Explicit state dependencies

Let's zoom in on TimeoutConfig, our second input parameter: is it request-scoped? Or is it part of the application state?
It doesn't matter for Pavex: all dependencies on a state (no matter the lifecycle) must be encoded in the signature of either middlewares, request handlers or other constructors.
If you forget to register a constructor for a piece of state, Pavex will remind you about it at compile-time:

ERROR:
  × I can't invoke your wrapping middleware, `timeout`, because it needs an instance of
  │ `TimeoutConfig` as input, but I can't find a constructor for that type.
  │
  │     ╭─[src/blueprint.rs:18:1]
  │  18 │
  │  19 │     bp.wrap(f!(crate::timeout));
  │     ·             ────────┬────────
  │     ·                     ╰── The wrapping middleware was registered here
  │  20 │
  │     ╰────
  │    ╭─[src/load_shedding.rs:5:1]
  │  5 │
  │  6 │ pub async fn timeout<T>(next: Next<T>, timeout_config: TimeoutConfig) -> Response
  │    ·                                                        ──────┬──────
  │    ·                I don't know how to construct an instance of this input parameter
  │    ╰────
  │   help: Register a constructor for `TimeoutConfig`

Fixing the error is easy enough:

use pavex::{
    blueprint::{Blueprint, constructor::Lifecycle}, 
    f
};

pub fn api() -> Blueprint {
    let mut bp = Blueprint::new();
    // [...]
    // Register a constructor for `TimeoutConfig` and declare
    // it is going to live as long as the application itself,
    // a singleton!
    bp.constructor(
        f!(crate::TimeoutConfig::from_config),
        Lifecycle::Singleton,
    );
    bp
}

If you prefer to determine the timeout on a per-request basis, you can register a constructor with a RequestScoped lifecycle instead:

use pavex::{
    blueprint::{Blueprint, constructor::Lifecycle}, 
    f
};

pub fn api() -> Blueprint {
    let mut bp = Blueprint::new();
    // [...]
    // Register a constructor for `TimeoutConfig` and declare
    // it is going to be scoped to a request lifecycle.
    bp.constructor(
        f!(crate::TimeoutConfig::from_request),
        Lifecycle::RequestScoped,
    );
    bp
}

This design isn't without downsides: you can't "create" state from inside a middleware and then share it with a downstream step of the processing pipeline.
You are forced to extract the creation of that state into a separate constructor with a RequestScoped lifecycle and let the framework inject it as an input parameter in both locations. I believe it's going to prove a useful forcing function towards isolated components with well-defined responsibilities, but we'll only know when Pavex is taken out for a spin by a few users.

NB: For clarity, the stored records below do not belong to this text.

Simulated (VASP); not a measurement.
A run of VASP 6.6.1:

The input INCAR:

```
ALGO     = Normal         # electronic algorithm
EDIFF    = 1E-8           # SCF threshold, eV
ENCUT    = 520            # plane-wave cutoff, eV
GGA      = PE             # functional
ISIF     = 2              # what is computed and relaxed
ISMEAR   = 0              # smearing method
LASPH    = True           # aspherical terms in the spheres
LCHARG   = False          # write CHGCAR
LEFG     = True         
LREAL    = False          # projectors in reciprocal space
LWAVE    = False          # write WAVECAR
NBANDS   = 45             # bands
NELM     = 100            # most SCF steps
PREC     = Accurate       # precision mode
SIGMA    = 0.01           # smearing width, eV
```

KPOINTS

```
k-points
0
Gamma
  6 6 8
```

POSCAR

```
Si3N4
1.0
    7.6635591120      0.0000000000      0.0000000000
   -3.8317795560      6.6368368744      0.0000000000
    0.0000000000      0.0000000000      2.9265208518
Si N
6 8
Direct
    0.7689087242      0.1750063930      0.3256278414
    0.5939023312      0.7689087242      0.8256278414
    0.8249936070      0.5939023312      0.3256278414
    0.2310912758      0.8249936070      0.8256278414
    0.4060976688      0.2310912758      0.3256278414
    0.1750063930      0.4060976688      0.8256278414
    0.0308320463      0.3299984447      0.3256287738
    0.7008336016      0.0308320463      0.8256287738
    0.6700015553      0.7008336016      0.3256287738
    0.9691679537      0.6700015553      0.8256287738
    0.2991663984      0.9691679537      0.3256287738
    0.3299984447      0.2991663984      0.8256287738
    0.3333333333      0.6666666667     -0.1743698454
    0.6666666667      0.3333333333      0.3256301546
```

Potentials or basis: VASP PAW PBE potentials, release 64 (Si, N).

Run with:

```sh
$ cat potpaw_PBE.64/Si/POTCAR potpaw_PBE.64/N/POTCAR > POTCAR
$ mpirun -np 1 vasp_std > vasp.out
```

Concrete types over generics

The eagle-eyed among you will have noticed our last design choice along the axes we examined: Pavex uses a concrete response type, pavex::response::Response. As discussed previously, this introduces a level of indirection—the response body is always boxed.
The type of applications I'm designing for in Pavex (backend-for-the-frontend, enterprise microservices, monoliths) rarely suffer from performance issues due to an extra level of pointer indirection: you need to look at data modelling, database access patterns, caching, etc.
On this topic, I lean towards getting a productivity boost rather than raising the performance ceiling by a millimeter.

What's next

The current middleware implementation is definitely an MVP. In particular:

We currently box the Future that represents the rest of the request processing pipeline in Next<_>.
The concrete type we generate for C in Next<C> (one for each route+middleware pair) can't take any lifetime parameter at the moment. This prevents you from working with state that borrows from the incoming request or the long-lived application state.

Both of these are limitations of the current implementation: they made it easier to get to a working prototype, but they aren't fundamental design defects. I'll be improving the code generator to remove these issues over the coming month.

Once 2. is solved though, we'll hit another problem: you can't borrow non-static data across an await point if you're using hyper in its "default" configuration (i.e. work-stealing multi-threaded HTTP server). I'll be moving Pavex towards a thread-per-core design to lift this restriction—I'll explain the rationale further in the future.

That's all for August, see you next month!